I learnt late in my life that you can also grieve circumstances and not just people. Grief is weird. It’s like you think you won’t pass by the same place but you do and suddenly the clock ticks backward and you see yourself in said place and what could’ve been.
The lump in your throat grows bigger, your eyes sting and your chest starts to feel tighter. & then you realize that some part of you will always wonder & that haunts you more than anything - the feeling of knowing that it still affects you when you thought you had moved on.
Grief is constant I suppose. In the back of your mind, the memories, the attachment are all shoved in a small tiny box. From time to time, it’ll peek through. Voluntarily or involuntarily. It’ll eat at you. It’ll tear and pain you. But it’s also bittersweet ; like staring at a room full of bits and pieces of past you, the days you spent laughing, making the bestest of memories, secrets shared and then your gaze spills to the room next to you and it’s the present you, with new faces, new places and another whole world.

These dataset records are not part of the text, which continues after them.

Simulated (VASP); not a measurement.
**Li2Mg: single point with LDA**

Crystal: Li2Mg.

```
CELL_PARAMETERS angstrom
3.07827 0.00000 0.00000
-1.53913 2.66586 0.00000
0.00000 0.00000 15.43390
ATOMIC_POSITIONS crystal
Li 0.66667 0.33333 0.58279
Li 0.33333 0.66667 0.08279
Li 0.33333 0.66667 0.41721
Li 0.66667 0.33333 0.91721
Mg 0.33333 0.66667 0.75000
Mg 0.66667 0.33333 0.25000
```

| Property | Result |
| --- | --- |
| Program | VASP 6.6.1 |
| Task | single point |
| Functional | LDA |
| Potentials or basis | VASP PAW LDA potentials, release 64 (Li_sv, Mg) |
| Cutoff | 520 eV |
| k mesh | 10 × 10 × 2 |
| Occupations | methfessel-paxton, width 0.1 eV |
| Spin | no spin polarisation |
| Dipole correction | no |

In between, is you. lingering between the pull of the past and the scent of the present. Both feel warm yet suffocating. and then the clock ticks, you put one foot in front of the other, forcing yourself to face forward, to not peek, but one turn of your head and your resolve just crumbles.
One peek you say. One last time you whisper and then you realize as long as you enable yourself to walk back into your footsteps, the door to the past will always open. The band-aids rips open and wound gushes blood, again.
‘Grief is weird’, you ponder. ‘Will the door ever close?’ and the question remains.